PECO Energy Company, a Pennsylvania corporation (hereinafter called the Company), for value received, hereby promises to pay to The Bank of New York Trust Company, N.A. as trustee under the Trust Indenture dated as of March 1, 2008, of Delaware County Industrial Development Authority, $150,000,000 Dollars on December 1, 2012, at the office of The Bank of New York Trust Company, N.A.,                      Philadelphia, Pennsylvania                     , or at the corporate trust office of any paying agent appointed by the Company, in such coin or currency of the United States of America as at the time of payment shall constitute legal tender for the payment of public and private debts, and to pay interest (computed on the basis of a 360-day year of twelve 30-day months) thereon from any Interest Accrual Date (as hereinafter defined) until the end of each corresponding Interest Accrual Period (as hereinafter defined) at the rate of 4 percent per annum in like coin or currency, on June 1 and December 1 in each year until the Company’s obligation with respect to the payment of such principal shall have been discharged. Any interest which accrues during any Interest Accrual Period which has not been paid at the end of such Interest Accrual Period shall be paid on the next succeeding interest payment date.

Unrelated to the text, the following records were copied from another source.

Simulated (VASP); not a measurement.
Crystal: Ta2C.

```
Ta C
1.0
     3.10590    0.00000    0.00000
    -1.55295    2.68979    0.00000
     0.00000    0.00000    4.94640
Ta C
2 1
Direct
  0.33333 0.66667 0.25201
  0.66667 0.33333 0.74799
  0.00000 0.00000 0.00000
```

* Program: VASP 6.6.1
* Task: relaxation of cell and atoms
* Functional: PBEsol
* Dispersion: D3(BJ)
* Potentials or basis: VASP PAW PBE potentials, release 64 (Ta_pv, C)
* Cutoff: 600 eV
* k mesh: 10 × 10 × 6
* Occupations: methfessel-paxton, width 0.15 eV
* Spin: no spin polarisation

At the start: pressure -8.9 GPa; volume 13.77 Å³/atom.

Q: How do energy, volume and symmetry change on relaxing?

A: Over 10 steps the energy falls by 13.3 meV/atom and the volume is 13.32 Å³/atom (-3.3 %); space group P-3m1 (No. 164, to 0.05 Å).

The Company may fix a date, not more than fourteen calendar days prior to any interest payment date, as a record date for determining the registered holder of this bond entitled to such interest payment, in which case only the registered holder on such record date shall be entitled to receive such payment, notwithstanding any transfer of this bond upon the registration books subsequent to such record date.

This bond shall not be valid or become obligatory for any purpose unless it shall have been authenticated by the certificate of the Trustee under said Mortgage endorsed hereon.

The provisions of this bond are continued on the reverse hereof and such continued provisions shall for all purposes have the same effect as though fully set forth at this place.

 

11


IN WITNESS WHEREOF, PECO Energy Company has caused this instrument to be signed in its corporate name with the manual or facsimile signature of its President or a Vice President and its corporate seal to be impressed or a facsimile imprinted hereon, duly attested by the manual or facsimile signature of its Secretary or an Assistant Secretary.

Dated:

 

PECO ENERGY COMPANY
By    
  President or Vice President

(SEAL)

 

Attest    
  Secretary or Assistant Secretary

 

12


(Form of Reverse of Bond)

PECO ENERGY COMPANY

First and Refunding Mortgage Bond,

Pollution Control Series N,

(Delaware County Industrial Development Authority)

(CONTINUED)

This bond is one of a duly authorized issue of bonds of the Company, unlimited as to amount except as provided in the Mortgage hereinafter mentioned or in any indenture supplemental thereto, and is one of a series of said bonds known as First and Refunding Mortgage Bonds, Pollution Control Series N (Delaware County Industrial Development Authority). This bond and all other bonds of said issue are issued and to be issued under and pursuant to and are all secured equally and ratably by an indenture of mortgage and deed of trust dated May 1, 1923, duly executed and delivered by The Counties Gas and Electric Company (to which the Company is successor) to Fidelity Trust Company, as Trustee (to which U.S. Bank National Association, a national banking association organized and existing under the laws of the United States of America, is successor Trustee), as amended, modified or supplemented by certain supplemental indentures from the Company or its predecessors to said successor Trustee or its predecessors, said mortgage, as so amended, modified or supplemented being herein called the Mortgage. Reference is hereby made to the Mortgage for a statement of the property mortgaged and pledged, the nature and extent of the security, the rights of the holders of said bonds and of the Trustee in respect of such security, the rights, duties and immunities of the Trustee, and the terms and conditions upon which said bonds are and are to be secured, and the circumstances under which additional bonds may be issued.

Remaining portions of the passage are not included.